It's the same when it comes to investing.  There is never anything wrong with taking some of your cash off the table.  In my case, I don't sell any stock, I just divert dividend payments to cash.  Of course I keep the cash in an FDIC insured interest bearing account, so it continues to work and earn more money, but it's no longer subject to the gyrations of a sometimes volatile stock market.  I don't do this because I need the money, I leave the cash in my investment account.  However, when the stock market is dropping, having a sizable chunk of cash in your account is a great stabilizer.  And when things start to look up again, you can always put that cash to good use buying in while stock prices are still low.


O.K., I know money can't buy you happiness and just getting paid won't magically transform your life, but I've noticed that most of the people I work with are in a much better mood on payday.  So, with that being the case, imagine getting paid every day.  It won't make you totally happy but it will go a long way toward improving your mood and making happiness a lot easier to come by.  Any time I start feeling a little down about the struggles of life in general, it helps tremendously to remember that I'm now getting paid 339 times per year (including stock dividends, paychecks from work and interest payments).  All I have to do is figure out how to get paid the other 26 days and I'll be getting paid every single day!

I've really already figured out that I only need to buy shares of 2 monthly paying dividend stocks and one dividend stock that pays quarterly and I'll get paid 367 times per year.  While that, in itself, improves a persons disposition, what's even more exciting is it just keeps getting easier and easier.  Money attracts money and success breeds success.  It's the whole snowball effect taking hold, with monthly cash flow increasing month after month and no end in sight!  It took a lot of hard work and perseverance to get where I'm at today and I still have a long way to go, but it makes the whole process much easier and makes my life much happier just knowing that tomorrow is payday.

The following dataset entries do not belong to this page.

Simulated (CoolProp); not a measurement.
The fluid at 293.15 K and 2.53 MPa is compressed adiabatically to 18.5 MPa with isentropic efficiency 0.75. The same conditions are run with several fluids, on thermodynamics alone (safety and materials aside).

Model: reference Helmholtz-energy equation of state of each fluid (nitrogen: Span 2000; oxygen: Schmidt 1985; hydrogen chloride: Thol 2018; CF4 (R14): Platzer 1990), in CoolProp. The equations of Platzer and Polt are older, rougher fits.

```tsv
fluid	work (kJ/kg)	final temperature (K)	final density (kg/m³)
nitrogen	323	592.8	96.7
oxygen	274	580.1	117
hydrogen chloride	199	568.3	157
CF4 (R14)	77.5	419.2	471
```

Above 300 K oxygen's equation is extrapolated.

Wednesday, September 21, 2016


As a shareholder of Wells Fargo, I've been following the news about allegations of fraud committed by some of their executives to boost their compensation.  While I'm a firm believer in performance based pay packages, if it's found that fraud is committed as an effort to boost compensation, then I believe every effort should be made to retrieve the money paid to the individuals involved.  In the most recent article I read, the CEO of Wells Fargo was talking about possible "claw back" actions being invoked by the board of directors, but it didn't say they were actually going through with it.  In my opinion, failure to do so shows an egregious lack of responsibility on the part of the board of directors and should result in a call for their replacement.  The board of directors are supposed to represent the best interests of the company and it's shareholders (i.e. owners of the company, which I think they tend to forget).  If they fail to do so, then they need to be fired!

As far as I'm concerned, this whole situation brings up the need for a close look by all shareholders of every U.S. corporation at executive pay packages.  One of the people involved in the fraudulent practices at Wells Fargo is reportedly walking away with over $124 million in compensation.  The real question shareholders should be asking at this point is, why was this woman getting paid so much in the first place.  Here again, it goes back to the board of directors who repeatedly approve these outrageous pay packages.  Yes, I believe that good people should be paid well for their work, but come on!  What did this woman possibly do that would merit such high pay.  Apparently nothing, as it turns out.

So really, what it all boils down to is, we as shareholders (owners) of the companies doing business in the U.S. need to start demanding better representation of our interests from the board of directors.  If they fail to look out for our interests then they need to be replaced with people who will.  I'm not picking on Wells Fargo in particular and I do intend to hold on to my shares.  I'm sure these practices go on at other banks and they just haven't been caught yet.  I'm also equally sure that executives are way over compensated at most major corporations.  It's time shareholders put a stop to it.  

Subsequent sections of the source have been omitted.